Boss Lady

5 Financial slip-ups that will ruin your new business


When you first started a business you probably heard all sorts of scare stories about how many new businesses fail within the first year. A lot of those statistics are plucked out of the air and maybe it isn’t quite as bad as people make out, but those first few years are still a dangerous time. Just one or two mistakes can put you in some serious trouble and if you’re not careful, you could become one of those statistics. Starting a new business is a steep learning curve and one of the things that people struggle with the most is the financial aspect. All of a sudden, you’re trying to manage the finances of a business and if you don’t know what you’re doing, you can easily go wrong. These are some of the most common financial slip-ups that new business owners make.

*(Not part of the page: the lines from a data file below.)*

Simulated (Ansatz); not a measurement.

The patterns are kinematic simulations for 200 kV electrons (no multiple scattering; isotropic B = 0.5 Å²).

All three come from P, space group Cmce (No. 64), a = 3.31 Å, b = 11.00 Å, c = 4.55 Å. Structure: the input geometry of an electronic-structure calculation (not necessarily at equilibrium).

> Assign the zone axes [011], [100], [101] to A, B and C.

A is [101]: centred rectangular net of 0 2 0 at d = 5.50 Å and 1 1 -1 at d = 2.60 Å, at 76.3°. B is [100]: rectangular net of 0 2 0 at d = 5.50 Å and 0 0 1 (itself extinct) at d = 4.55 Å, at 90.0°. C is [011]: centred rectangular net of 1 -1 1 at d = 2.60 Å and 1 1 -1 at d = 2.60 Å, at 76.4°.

Underestimating the costs of running a business

When you’re trying to get some money together to start a business, you need to have a good idea of how much everything is going to cost you. Things like manufacturing products, renting an office space, paying salaries, and marketing your products are all things that you should have considered. If you haven’t, you’re in worse trouble than you realize. But even if you’ve accounted for all of those costs, a lot of new businesses run into cash flow problems because they overlook the other costs involved in running a company. Small things that you don’t consider until they come up like maintenance on the office or paying for IT repairs can easily add up. That’s why it’s important to include them in any cost estimates you’re doing. The best thing to do is overestimate by a fair amount and then keep that money aside so when these unexpected costs do inevitably pop-up, you’ll have the money there to cover.

Paying too much tax

Business tax is a big expense for all companies but it’s particularly problematic for new companies that aren’t bringing in that much revenue. Obviously, you can’t just avoid paying it completely because you’ll end up in a far worse situation but a lot of people don’t realize that they’re paying too much. Business taxes are a lot more complicated than your own tax affairs and if you aren’t filling out the paperwork correctly, you can easily end up overpaying. It’s best to get a good tax accountant to handle it for you instead. They’ll be able to avoid any mistakes and make sure that you’re only paying the minimum amount that you’re legally obliged to. This can really take the pressure off in the early days when you’re working with a limited amount of cash.

Selling too cheap

Undercutting the competition is one of the easiest ways to take their customers and make a lot of sales very quickly. But it only works if you can actually make money. Taking a loss on a product isn’t always a bad thing if you’re selling high volumes and you’ve got a large profit margin on some of your other products. What a lot of new companies end up doing is selling at a loss so they can build a customer base and then increase their prices so they can start making a profit. The thing is, those customers came to you over your competitors because of the price. As soon as you bump the price up again, what’s stopping them from going elsewhere again? If you’re selling a good quality product, you can afford to raise your prices a little bit. The key to pricing competitively is finding a balance; you need to be selling for enough money to make a profit but still lower than competitors if you can.

Poor inventory

Not having products in stock when customers want them is a cardinal sin. When they’ve got so much choice online, they’re not going to wait around until you order more in. If they try to buy something and you don’t have it, they’ll just go elsewhere. This often leads to over-ordering, which is just as bad when you’re a new company. If you’re spending loads of money on inventory that you aren’t selling, you’re wasting cash that you desperately need to carry on operating. You’ve also got to consider the storage costs of all of that stuff. Overspending on inventory can easily lead to cash flow problems so you need to have a good inventory system in place. You should be monitoring it at all times and ordering things when they start to get low so you’ve always got roughly the same amount of stock. You also need to pay attention to which products are selling fastest and consider ordering more of those so you don’t risk running out. It might take a couple of months to find a good balance but, as long as you keep on top of it, you shouldn’t run into any problems.

Not monitoring cash flow

Most of the problems in this article relate to cash flow because that’s the most important thing for a new business but a surprising amount of new companies fail to monitor it properly. If you don’t know how much you’re spending each month and how much you’re bringing in, you won’t know if there is a problem until it’s too late. You also won’t be able to identify areas where you’re overspending which is key to managing your cash flow. If you haven’t already, you need to employ a good accountant and get them to give you regular reports on your cash flow. There are also some great online tools you can use to help you out. Microsoft Office does have some money management tools but they only have basic functions. The Google Docs spreadsheet is a little better but, again, these free ones might not be as advanced as you need them to be. It might be worth using a paid service like Quickbooks.

If you can avoid these financial slip-ups you should be able to survive long enough to start making a profit.